Item 1.01 |
Entry into a Material Definitive Agreement. |
Amended and Restated Credit Agreement
On June 8, 2023 (the “Closing Date”), the Company and certain of its subsidiaries entered into the First Amendment to Amended and Restated Credit Agreement (the “First Amendment”), dated as of June 8, 2023 (the “First Amendment Effective Date”), which amends that certain Amended and Restated Credit Agreement, dated as of April 1, 2022 (as amended by the First Amendment, the “Amended and Restated Credit Agreement”), by and among the Company, certain subsidiaries of the Company as borrowers or guarantors, the lenders party thereto and JPMorgan Chase Bank, N.A., as administrative agent.

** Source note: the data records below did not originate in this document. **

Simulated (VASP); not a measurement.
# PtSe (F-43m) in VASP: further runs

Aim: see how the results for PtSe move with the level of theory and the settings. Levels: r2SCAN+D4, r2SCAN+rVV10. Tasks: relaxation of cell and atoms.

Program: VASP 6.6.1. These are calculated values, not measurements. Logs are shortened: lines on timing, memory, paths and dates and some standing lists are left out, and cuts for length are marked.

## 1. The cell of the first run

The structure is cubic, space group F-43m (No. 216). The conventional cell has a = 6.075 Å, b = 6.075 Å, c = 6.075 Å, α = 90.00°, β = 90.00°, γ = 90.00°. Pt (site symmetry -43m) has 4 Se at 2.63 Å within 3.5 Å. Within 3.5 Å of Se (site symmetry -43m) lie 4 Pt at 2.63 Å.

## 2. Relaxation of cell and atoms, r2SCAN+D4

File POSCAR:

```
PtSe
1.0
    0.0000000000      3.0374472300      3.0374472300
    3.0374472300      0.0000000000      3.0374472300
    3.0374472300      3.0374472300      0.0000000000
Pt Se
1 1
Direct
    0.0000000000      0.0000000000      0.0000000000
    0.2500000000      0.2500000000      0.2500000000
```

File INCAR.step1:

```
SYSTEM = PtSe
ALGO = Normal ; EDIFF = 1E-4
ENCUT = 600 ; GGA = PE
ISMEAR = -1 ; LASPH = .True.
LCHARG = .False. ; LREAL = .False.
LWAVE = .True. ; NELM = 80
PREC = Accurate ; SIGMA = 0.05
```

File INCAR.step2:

The First Amendment provides for a $305 million Incremental Term Loan (the “First Amendment Incremental Term Loans”). In addition, the Amended and Restated Credit Agreement permits the Company to increase the commitments under the agreement from time to time after the date of the First Amendment Effective Date by up to $200 million in the aggregate, subject to, among other things, receipt of additional commitments from existing and/or new lenders and pro forma compliance with certain financial covenants.
As of the First Amendment Effective Date (after giving effect to the incurrence of the First Amendment Incremental Term Loans), there were approximately $591.3 million of term loan facility loans outstanding and no revolving credit facility loans outstanding under the Amended and Restated Credit Agreement. The First Amendment Incremental Term Loans were used, among other things, to repay certain existing indebtedness of Hisco, HISCO Acquisition Subsidiary I, Inc. and HISCOCAN Inc. and their respective subsidiaries and to pay fees and expenses incurred in connection with the Transaction and the First Amendment.
Loans under the Amended and Restated Credit Agreement (including the First Amendment Incremental Term Loans) bear interest, at the Company’s option, at a rate equal to (i) the Alternate Base Rate or the Canadian Prime Rate (each as defined in the Amended and Restated Credit Agreement), plus, in each case, an additional margin ranging from 0.0% to 1.75% per annum, depending on the total net leverage ratio of the Company and its restricted subsidiaries as of the most recent determination date under the Amended and Restated Credit Agreement or (ii) the Adjusted Term SOFR Rate or the CDOR Rate (each as defined in the Amended and Restated Credit Agreement), plus, in each case, an additional margin ranging from 1.0% to 2.75% per annum, depending on the total net leverage ratio of the Company and its restricted subsidiaries as of the most recent determination date under the Amended and Restated Credit Agreement.
Each loan under the Amended and Restated Credit Agreement (including the First Amendment Incremental Term Loans) matures on April 1, 2027, at which time all outstanding loans, together with all accrued and unpaid interest, must be repaid and the revolving credit facility commitments terminate. The Company is required to repay principal on the First Amendment Incremental Term Loans each quarter (commencing with September 30, 2023) in an amount equal to $3,812,500. The Company is also required to prepay the term loans (including First Amendment Incremental Term Loans) with the net cash proceeds from any disposition of certain assets (subject to reinvestment rights) or from the incurrence of any unpermitted debt.
Subject to certain exceptions set forth in the Amended and Restated Credit Agreement, the obligations of the Company and its U.S. subsidiaries under the First Amendment are guaranteed by the Company and certain of the Company’s U.S. subsidiaries and the obligations of each of the Company’s Canadian subsidiaries under the Amended and Restated Credit Agreement are guaranteed by the Company and certain of its U.S. and Canadian subsidiaries.